Hi,
I have multiple if then else statements
if educ = 0 then neweduc="< 3 yrs old";
else if educ=1 then neweduc="no school";
else if educ=2 then neweduc="nursery school";
else if educ in (15,16) then neweduc="Profess. degree";
else if educ in (15,17) then neweduc="Doctorate degree";
If suppose two or more conditions are true I want to display all of them by each Id how do I do that? In this way the with multiple if then else my values are overwritten if the first condition is true like 15 for 'Profess. degree' and also the second one 15 for Doctorate so I want to display both the degrees in the output. Thanks for the help.
The desired output would be like:
ID EDU NEWEDUC
1 1 no school
2 15 Profess. degree
2 15 Doctorate degree
Write them out as separate categories. Right now you have:
else if educ in (15,16) then neweduc="Profess. degree";
else if educ in (15,17) then neweduc="Doctorate degree";
Change that to:
else if educ = 15 then neweduc="Profess. degree, Doctorate";
else if educ = 16 then neweduc="Profess. degree";
else if educ = 17 then neweduc="Doctorate degree";
Be sure to assign NEWEDUC a long enough length before the IF/THEN statements.
@Aidaan_10 wrote:
Hi,
I have multiple if then else statements
if educ = 0 then neweduc="< 3 yrs old";
else if educ=1 then neweduc="no school";
else if educ=2 then neweduc="nursery school";
else if educ in (15,16) then neweduc="Profess. degree";
else if educ in (15,17) then neweduc="Doctorate degree";
If suppose two or more conditions are true I want to display all of them by each Id how do I do that? In this way the with multiple if then else my values are overwritten if the first condition is true like 15 for 'Profess. degree' and also the second one 15 for Doctorate so I want to display both the degrees in the output. Thanks for the help.
The desired output would be like:
ID EDU NEWEDUC
1 1 no school
2 15 Profess. degree
2 15 Doctorate degree
You should provide example of the input data.
It appears that you want may want to create a new record for an id when educ= 15 (Only?). Is that correct.
Also, what do you want when educ is something other thatn 0,1,2,15, 16 and 17?
Typically I might use a custom format to assign values as needed but ince you are doing something different with one specific value the format approach likely would not work.
I think a SELECT when block works for this.

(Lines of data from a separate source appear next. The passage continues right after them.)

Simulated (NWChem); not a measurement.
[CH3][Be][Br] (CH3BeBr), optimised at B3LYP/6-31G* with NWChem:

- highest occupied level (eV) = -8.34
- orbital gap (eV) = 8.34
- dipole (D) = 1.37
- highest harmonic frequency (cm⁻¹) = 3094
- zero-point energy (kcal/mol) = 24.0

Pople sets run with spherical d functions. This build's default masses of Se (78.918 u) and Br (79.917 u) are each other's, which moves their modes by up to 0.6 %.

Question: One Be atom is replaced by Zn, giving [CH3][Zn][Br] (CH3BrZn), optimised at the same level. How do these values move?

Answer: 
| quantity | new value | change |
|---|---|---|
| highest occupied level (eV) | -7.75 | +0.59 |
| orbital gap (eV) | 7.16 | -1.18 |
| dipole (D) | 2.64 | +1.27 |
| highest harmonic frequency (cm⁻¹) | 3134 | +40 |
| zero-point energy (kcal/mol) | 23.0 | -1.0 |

data want; set have; length neweduc $ 20; select (educ); when (0) neweduc="<3 years old"; when (1) neweduc="no school"; when (2) neweduc="nursery school"; when (15) do; neweduc='Profess. degree';output; neweduc='Doctorate degree'; end; when (16) neweduc='Profess. degree'; when (17) neweduc='Doctorate degree'; otherwise;/* what ever you may want to do when none of the above values are encountered*/ end; /* this output is needed because of the explicit output in the when(15)for the first value*/ output; run;
SELECT evaluates the value in the () then branches to the When statement with that value. You can have multiple values in a when such as when( 4,5,6). Notice that "then" is not used to do the assignment. You can have a block of instructions inside a do/end block of code as for the when (15). A value may only occur in a single WHEN. The OTHERWISE is to execute code for any values not explicitly listed.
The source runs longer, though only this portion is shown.